New immigration checks risk having a "detrimental effect" on Scotland's ability to attract cruise ships to its shores, a Nationalist MSP has claimed.
Stuart McMillan has contacted UK immigration minister Mark Harper to raise his concerns about the new rules, which will require all passengers to undergo face-to-face checks if their itinerary includes a British port.
Mr McMillan, convener of the Scottish Parliament's cross-party group on recreational boating and marine tourism, said: "I have heard passengers have faced lengthy delays as a result of this system which is having a detrimental effect on the industry in Scotland," he said.
He raised the issue after being contacted by Richard Alexander, chairman of Cruise Scotland which promotes Scottish ports as a destination for cruise ships.
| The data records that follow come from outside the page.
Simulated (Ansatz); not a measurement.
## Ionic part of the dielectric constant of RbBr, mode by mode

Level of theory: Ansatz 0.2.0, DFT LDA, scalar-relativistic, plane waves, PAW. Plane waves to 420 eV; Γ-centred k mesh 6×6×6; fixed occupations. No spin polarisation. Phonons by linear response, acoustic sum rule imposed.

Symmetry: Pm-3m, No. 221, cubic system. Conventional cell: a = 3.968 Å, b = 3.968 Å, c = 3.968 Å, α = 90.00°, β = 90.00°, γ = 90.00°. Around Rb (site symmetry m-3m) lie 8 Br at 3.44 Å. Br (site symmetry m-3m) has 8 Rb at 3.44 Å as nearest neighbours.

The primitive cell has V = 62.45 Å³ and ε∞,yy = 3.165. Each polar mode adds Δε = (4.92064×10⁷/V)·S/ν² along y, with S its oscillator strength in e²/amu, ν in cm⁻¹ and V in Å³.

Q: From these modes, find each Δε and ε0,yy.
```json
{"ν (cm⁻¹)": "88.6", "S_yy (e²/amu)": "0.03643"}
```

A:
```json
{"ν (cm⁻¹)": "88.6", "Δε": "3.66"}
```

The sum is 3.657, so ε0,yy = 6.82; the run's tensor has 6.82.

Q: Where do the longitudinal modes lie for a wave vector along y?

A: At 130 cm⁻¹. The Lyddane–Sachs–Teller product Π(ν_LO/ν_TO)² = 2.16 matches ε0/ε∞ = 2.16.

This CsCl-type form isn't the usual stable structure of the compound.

In a letter to the West of Scotland MSP, Mr Alexander said a number of cruise lines "have already expressed extreme dissatisfaction" over the requirement to have face-to-document checks.
Cruise ships are said to have brought 379,955 people to Scotland's shores last year, up 19% on 2011, and contributed an estimated £41.2m to the Scottish economy.
"At a time when cruise lines are already facing increasing operational costs, this is effectively a new tax on their operations. They have also indicated that this will make the UK uncompetitive and unappealing and act as a deterrent for ships to call at UK ports," Mr Alexander wrote.
Mr McMillan said: "Serious concerns have been raised about the UK Government's immigration checks for cruise ship passengers that cannot be ignored.
"I have written to Mr Harper to ask for clarity on how these rules are affecting Scotland as the voices from the industry say it is hugely negative and must be changed before it is too late.
"We must do everything we reasonably can to promote and sustain this vital industry."